Catcher In The Rye

Show two ways in which the incident with Maurice and the prostitute demonstrate
the theme of man’s inhumanity to man (an aspect of the world of experience).

One incident (which involves the prostitute) is when Holden didn’t want to
have sex with her but instead wanted to chat, she responded by saying, "What
the heck ya wanna talk about?" This just shows that talking isn’t what she
is used to doing, even if she is getting paid for it. She is probably used to
the lascivious male who is only looking to satisfy his needs. Another incident
is when Maurice and Sunny enter Holden’s room asking for more money. You can
tell that they aren’t used to manners and doing things in a civilized way. She
comes in and sits on the window sill, Maurice sits down in the big chair.

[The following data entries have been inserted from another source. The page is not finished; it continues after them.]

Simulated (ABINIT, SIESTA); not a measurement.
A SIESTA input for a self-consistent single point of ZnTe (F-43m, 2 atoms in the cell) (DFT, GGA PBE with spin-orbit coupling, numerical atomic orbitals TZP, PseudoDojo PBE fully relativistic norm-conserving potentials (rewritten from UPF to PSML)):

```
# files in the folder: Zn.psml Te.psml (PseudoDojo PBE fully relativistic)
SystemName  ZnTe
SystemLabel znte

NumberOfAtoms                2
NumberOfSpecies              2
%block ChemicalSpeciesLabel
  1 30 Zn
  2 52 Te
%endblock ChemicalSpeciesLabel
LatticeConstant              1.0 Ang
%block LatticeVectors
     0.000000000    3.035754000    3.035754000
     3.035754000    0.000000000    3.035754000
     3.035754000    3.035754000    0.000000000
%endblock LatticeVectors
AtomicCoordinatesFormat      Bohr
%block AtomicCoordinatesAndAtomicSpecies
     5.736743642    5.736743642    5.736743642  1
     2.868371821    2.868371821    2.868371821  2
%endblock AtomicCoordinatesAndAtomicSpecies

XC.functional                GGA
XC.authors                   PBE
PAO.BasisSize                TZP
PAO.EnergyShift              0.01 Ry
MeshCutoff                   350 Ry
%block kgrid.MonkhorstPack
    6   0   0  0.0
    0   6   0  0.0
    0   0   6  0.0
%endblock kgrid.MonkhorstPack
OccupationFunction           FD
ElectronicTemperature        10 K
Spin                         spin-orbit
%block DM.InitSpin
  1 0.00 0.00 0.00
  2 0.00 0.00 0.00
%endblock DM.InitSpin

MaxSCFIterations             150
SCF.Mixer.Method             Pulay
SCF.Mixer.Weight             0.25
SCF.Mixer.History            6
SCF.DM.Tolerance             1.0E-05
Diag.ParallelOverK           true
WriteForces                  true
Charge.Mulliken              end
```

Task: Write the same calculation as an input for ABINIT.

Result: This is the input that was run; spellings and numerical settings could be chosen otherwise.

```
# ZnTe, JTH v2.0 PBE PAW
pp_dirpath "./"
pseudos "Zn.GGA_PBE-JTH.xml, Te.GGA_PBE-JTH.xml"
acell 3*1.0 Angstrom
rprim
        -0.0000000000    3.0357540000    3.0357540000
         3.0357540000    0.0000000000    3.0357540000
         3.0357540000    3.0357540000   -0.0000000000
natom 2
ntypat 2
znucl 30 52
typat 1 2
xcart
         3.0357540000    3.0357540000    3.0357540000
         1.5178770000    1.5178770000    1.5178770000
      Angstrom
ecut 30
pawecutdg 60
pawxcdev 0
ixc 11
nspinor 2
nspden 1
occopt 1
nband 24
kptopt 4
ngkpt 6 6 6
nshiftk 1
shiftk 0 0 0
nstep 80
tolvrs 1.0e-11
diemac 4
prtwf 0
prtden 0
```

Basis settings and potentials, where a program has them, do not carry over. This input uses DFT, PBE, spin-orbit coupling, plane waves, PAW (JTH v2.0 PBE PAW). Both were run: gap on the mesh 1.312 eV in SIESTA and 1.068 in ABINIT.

"They acted like they owned the damn place". CHAPTER 15 1. What is the
significance of presenting the episode of nuns at this point in the novel? I
think the purpose was to show a more positive, religious and faithful Holden

Caulfield. The fact that he gives them money and wishes that he could’ve given
them more just shows that he is a nice person, who does have morals (even though
he did ask for a prostitute). It’s sort of like a break of light in the novel,
he still acts "fake" to them, but he realizes that he shouldn’t have and
he ends up regretting this. CHAPTER 16 1. Why does Holden like the Museum of

Natural History? Give at least three reasons. Holden likes the Museum of Natural

History because: 1) It brings back memories of when Phoebe and him were in the
same school and they used to go together. - He adores his sister Phoebe. 2) A
lot of his childhood was spent in this museum, he loves the memories of watching
the movie in the big auditorium and the way it used to smell, small stuff that
is really significant to him. 3) He also loved the fact that nothing moved and
that it always stayed the same. I think that this is important to him because he
wished the same could be done for him. He wishes that he can be a kid forever
and that he could always stay the same. I don’t think that he is ready to face
the world. CHAPTER 17 1. Why does Holden get angry with Sally Hayes? Holden gets
angry with Sally Hayes because she does not want to go away to Massachusetts and

Vermont with him. She thinks that they are just children. Holden hates that

Sally won’t just take risks and live life on the edge. Sally is realistic and
thinks about what will happen in the future and the hardships that they will
have to go through. CHAPTER 18 & 19 1. Luce is a typical member of the
society failing Holden. In what ways does Luce fail Holden? Luce is focused,
intelligent and sophisticated. He doesn’t like joking around, he knows that he
has to grow up and he has done just that. I think that Holden hates this because
he wants to stay a kid and to see people like Luce doing things for themselves,
being serious and doing things with themselves makes him upset. Holden knows
that he should look up to Luce and do something with his life but somehow he
still wants to be a kid inside, he is probably afraid of facing the future and
what he knows is the real world. CHAPTER 20 1. Explain the significance of

Holden’s drunken state. What does the reader learn about Holden? I think that
the significance of Holden’s drunken state is to show that he really is
immature and he really does long to remain a kid. Getting drunk is somewhat of a
childish activity. Real "mature" people can usually handle the alcohol and
they know when to not past their limit. I think Holden enjoys this drunken state
because it is somewhat of an excuse for him. He can act like he has a bullet in
his guts because he is drunk and when you are drunk you are sort of "in
another world". The reader learns that Holden is really immature, he doesn’t
want to grow up and he is trying as hard as he can to stop this process. This is
why he makes fun of people who are sophisticated and have done things with
themselves (he knows that he can’t get there himself).